Escaped Markup Doesn't Work

Related Reading

Content Syndication with RSS
By Ben Hammersley

There appear to be two arguments in favor of escaped markup:

  1. Aggregators are using XML, in the form of RSS, to combine data sources together. Aggregators are tools or companies that build RSS feeds for a wide variety of sources. You might, for example, subscribe to a feed that shows the top ten news stories from selected major news outlets.

    The aggregators might argue that they're just using XML as a transport protocol and have no control over the actual content. The content that they're aggregating may or may not be well formed so they have to do something with the markup. There's a further argument that they don't have any interest in the actual content, that it's just shuffled off to some other application for rendering, and that it's better and more efficient to store the content as opaque text nodes.

    I don't think these arguments come close to justifying the solution that's been adopted:

    1. Escaping markup, particularly with CDATA sections, just doesn't work. There are other things that might be wrong that would make the documents not well formed. There are Unicode characters that are forbidden, there are encoding issues for the characters that are allowed, and there are sequences of characters that must be avoided. (e.g., "]]>"). Not to mention the fact that CDATA sections don't nest.

    2. There are better ways of escaping content. First of all, if the content you encounter is well formed XML, no escaping is necessary. If it isn't well formed XML, then it must be HTML. No application is allowed to accept a document that purports to be XML but is not well formed. There are well understood ways to turn HTML into XHTML (or well formed XML). I'd even prefer stripping all the markup entirely to this escaped markup "solution".

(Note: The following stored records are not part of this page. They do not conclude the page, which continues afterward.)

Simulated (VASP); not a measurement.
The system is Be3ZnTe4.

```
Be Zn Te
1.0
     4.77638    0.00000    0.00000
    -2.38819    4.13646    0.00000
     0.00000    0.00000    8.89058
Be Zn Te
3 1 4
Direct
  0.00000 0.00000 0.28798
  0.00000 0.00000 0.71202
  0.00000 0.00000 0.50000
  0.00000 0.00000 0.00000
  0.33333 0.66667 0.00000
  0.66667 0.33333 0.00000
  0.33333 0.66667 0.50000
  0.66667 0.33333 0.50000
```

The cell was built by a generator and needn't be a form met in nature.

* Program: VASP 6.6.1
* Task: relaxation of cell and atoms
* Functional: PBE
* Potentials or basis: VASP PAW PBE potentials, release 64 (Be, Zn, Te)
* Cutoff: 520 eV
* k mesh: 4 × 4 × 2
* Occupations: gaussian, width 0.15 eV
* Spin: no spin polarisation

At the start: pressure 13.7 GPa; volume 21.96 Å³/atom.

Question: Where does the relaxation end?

      The argument about opacity doesn't fly either. Just because some applications don't care about the content of the aggregated feed is a poor excuse for putting it inside a black box that can't be opened by any rational XML application.

    3. If it's really important to escape the markup, if it's impractical to convert it to well formed XML, or the penalty of parsing the nested markup is too expensive, use base64 encoding.

      That would have two distinct advantages: first, it would actually work, which is always a nice feature, since it would handle arbitrary characters; second, it would very clearly not be a format designed for human authoring.

      I think the most dangerous part of this whole escaped markup kludge is that it encourages naive authors and programmers to adopt this style in other applications.

  2. Escaped markup allows authors to put HTML and other content into elements where the schema or DTD says that only text is allowed.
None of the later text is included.